What Happens When a Court Issues a Judgment Against You?
Before a person or a company to whom you owe money can win a judgment against you, they must first file a lawsuit in court. If you ignore the lawsuit, the court will enter an automatic judgment against you, known as a default judgment. Of course, even if you file an answer to the lawsuit, you can still lose the case.
What Happens After the Judgment Is Entered?
A judgment can turn an otherwise uncollectible old credit account into a collectible amount of money. For instance, a statute of limitations may prevent a creditor from collecting funds you owe him, after a set number of years. But that same creditor may initiate a lawsuit against you, hoping that you'll ignore it, thus allowing him to receive a default judgment against you. But had you shown up in court, the statute of limitations would have guaranteed your win. Your failure to show up to court is known as an "affirmative defense."
A judgment is good for 10 or more years.
Depending on your state, a judgment remains valid for 10 or more years. That's a long time for a debt to follow you around. Furthermore, judgments show up on credit reports and may appear on background checks until the judgments expire.

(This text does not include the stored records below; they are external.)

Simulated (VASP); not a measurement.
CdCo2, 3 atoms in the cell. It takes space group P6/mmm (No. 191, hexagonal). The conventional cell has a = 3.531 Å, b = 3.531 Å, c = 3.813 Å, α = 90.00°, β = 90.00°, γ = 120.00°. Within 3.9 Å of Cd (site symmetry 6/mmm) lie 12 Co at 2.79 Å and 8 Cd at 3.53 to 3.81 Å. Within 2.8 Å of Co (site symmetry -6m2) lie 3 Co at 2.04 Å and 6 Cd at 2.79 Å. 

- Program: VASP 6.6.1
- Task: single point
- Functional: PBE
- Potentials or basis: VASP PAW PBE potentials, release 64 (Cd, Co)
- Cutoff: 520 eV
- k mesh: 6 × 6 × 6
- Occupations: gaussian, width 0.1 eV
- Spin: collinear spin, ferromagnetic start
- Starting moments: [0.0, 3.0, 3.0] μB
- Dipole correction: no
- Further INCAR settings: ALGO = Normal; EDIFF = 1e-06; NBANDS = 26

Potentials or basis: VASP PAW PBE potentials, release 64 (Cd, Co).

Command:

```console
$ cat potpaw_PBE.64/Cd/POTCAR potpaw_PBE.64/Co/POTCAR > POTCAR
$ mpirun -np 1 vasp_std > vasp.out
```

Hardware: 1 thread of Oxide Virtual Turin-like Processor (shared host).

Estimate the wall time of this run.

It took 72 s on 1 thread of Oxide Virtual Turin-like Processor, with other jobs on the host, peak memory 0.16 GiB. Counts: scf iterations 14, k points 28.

How the Creditor Can Use the Judgment.
Under state law, a judgment is a lien on property, which opens up a host of possibilities for creditors. If your state allows it, the judgment can file a levy with the court and your employer, instructing the employer to garnish a portion of your wages, to pay the creditor with. Garnishments may also target bank accounts. However, pension benefits, Social Security, and disability payments, and unemployment and worker's comp benefits cannot be levied or garnished for debt—with the exception child support and alimony obligations.
Your creditor can present the judgment against you to a sheriff, instructing him to seize and sell your property, to pay off judgments. This action, called "an execution of a levy," can be extremely unnerving. Imagine a deputy knocking on your door with that piece of paper, entitling him to take your plasma TV or drive off in your car.
In some states, creditors can force the sale of your home. At the very least, the judgment appears in your county's property records, so when you sell or refinance your property, the title insurer will require that the judgment be paid in full from the proceeds.
How Can I Avoid a Judgment?
Judgments can disrupt your finances and your job, and they can prevent you from obtaining insurance, renting an apartment or gaining security clearances. Therefore it is well worth the effort it takes to defend lawsuits filed against you.